DETAILED ACTION
Notice of Pre-AIA  or AIA  Status
The present application, filed on or after March 16, 2013, is being examined under the first inventor to file provisions of the AIA .
Claim Objections
Claims 21, 31, and 38, are objected to because of the following informalities:  
As per Claim 21 (and similarly claims 31 and 38): Line 8 of claim 21 recites “a a” (i.e. one “a” should be deleted).
Appropriate correction is required.

Claim Rejections - 35 USC § 112
The following is a quotation of the first paragraph of 35 U.S.C. 112(a):
(a) IN GENERAL.—The specification shall contain a written description of the invention, and of the manner and process of making and using it, in such full, clear, concise, and exact terms as to enable any person skilled in the art to which it pertains, or with which it is most nearly connected, to make and use the same, and shall set forth the best mode contemplated by the inventor or joint inventor of carrying out the invention.

The following is a quotation of the first paragraph of pre-AIA  35 U.S.C. 112:
The specification shall contain a written description of the invention, and of the manner and process of making and using it, in such full, clear, concise, and exact terms as to enable any person skilled in the art to which it pertains, or with which it is most nearly connected, to make and use the same, and shall set forth the best mode contemplated by the inventor of carrying out his invention.

Claims 22-23, 32-33, and 39 rejected under 35 U.S.C. 112(a) or 35 U.S.C. 112 (pre-AIA ), first paragraph, as failing to comply with the written description requirement. The claim(s) contains subject matter which was not described in the specification in such a way as to reasonably convey to one skilled in the relevant art that the inventor or a joint inventor, or for applications subject to pre-AIA  35 U.S.C. 112, the inventor(s), at the time the application was filed, had possession of the claimed invention. 

As per Claim 22 (and similarly claim 32):
The original Specification (i.e. the original Specification of Parent Application 15/974,118, hereafter original Specification, where this application is a continuation and not a continuation-in-part) does not have written description for “generating, using a switch, the set of attention weights between the first distribution over the plurality of words from the vocabulary and the second distribution over the context-based words”.
	In claim 1 of the parent application, a weighting is generated (see 3rd to last limitation) but the weighting is not necessarily the set of attention weights.

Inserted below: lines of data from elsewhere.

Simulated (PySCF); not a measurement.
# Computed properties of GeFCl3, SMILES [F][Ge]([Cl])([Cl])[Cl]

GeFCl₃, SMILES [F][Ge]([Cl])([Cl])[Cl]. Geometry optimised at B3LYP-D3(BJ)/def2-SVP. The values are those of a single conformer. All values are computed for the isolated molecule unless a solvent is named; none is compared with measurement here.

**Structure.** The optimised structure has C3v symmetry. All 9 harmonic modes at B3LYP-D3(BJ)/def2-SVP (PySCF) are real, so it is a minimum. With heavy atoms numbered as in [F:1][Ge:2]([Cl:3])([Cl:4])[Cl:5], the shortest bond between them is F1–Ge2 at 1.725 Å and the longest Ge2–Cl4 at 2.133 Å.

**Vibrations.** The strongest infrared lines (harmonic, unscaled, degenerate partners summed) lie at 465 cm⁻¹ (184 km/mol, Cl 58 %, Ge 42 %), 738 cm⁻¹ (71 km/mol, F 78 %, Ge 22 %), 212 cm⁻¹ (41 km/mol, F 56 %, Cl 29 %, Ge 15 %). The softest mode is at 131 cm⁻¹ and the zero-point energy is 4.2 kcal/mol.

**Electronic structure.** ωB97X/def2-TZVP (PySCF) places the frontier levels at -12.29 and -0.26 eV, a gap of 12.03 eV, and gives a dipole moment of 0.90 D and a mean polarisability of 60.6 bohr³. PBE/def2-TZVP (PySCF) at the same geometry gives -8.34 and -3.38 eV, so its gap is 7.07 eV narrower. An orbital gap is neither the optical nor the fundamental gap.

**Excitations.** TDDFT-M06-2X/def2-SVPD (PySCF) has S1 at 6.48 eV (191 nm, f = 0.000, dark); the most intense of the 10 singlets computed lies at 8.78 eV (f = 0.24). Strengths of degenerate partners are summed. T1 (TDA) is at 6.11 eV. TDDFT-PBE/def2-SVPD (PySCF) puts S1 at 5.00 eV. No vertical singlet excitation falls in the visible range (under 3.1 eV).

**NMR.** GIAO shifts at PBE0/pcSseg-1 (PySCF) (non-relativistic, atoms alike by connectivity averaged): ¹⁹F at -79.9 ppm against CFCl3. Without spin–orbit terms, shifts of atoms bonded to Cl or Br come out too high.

As per Claim 23 (and similarly claims 33 and 39)
The original Specification does not have written description for “generating, using a switch, a composite distribution based on the set of attention weights”.
	In claim 1 of the parent application, the composite distribution is based on the weighting, which is not necessarily the set of attention weights.

The following is a quotation of 35 U.S.C. 112(b):
(b)  CONCLUSION.—The specification shall conclude with one or more claims particularly pointing out and distinctly claiming the subject matter which the inventor or a joint inventor regards as the invention.


The following is a quotation of 35 U.S.C. 112 (pre-AIA ), second paragraph:
The specification shall conclude with one or more claims particularly pointing out and distinctly claiming the subject matter which the applicant regards as his invention.


Claims 21-40 are rejected under 35 U.S.C. 112(b) or 35 U.S.C. 112 (pre-AIA ), second paragraph, as being indefinite for failing to particularly point out and distinctly claim the subject matter which the inventor or a joint inventor (or for applications subject to pre-AIA  35 U.S.C. 112, the applicant), regards as the invention.


As per Claim 21 (and similarly claims 31 and 38):
“a second output of the LSTM” in the 7th to last line of claim 21 is unclear because it can refer to either:
1. an output of the LSTM which is “second” relative to the “first output of the biLSTM” (and which can be the context-adjusted hidden state).
Or
2. an output of the LSTM which is “second” relative to the context-adjusted hidden state which is generated using the LSTM (such that the second output cannot be the context-adjusted hidden state), where the context-adjusted hidden state can also (under the interpretation that the LSTM generates the context-adjusted hidden state) be interpreted as an output of the LSTM.
	“the context-based words” in the 4th to last line of claim 21 lacks antecedent basis (line 6 of claim 1 only has a single context-based word and the 6th to last line of claim 1 recites a plurality of words [not necessarily context-based]).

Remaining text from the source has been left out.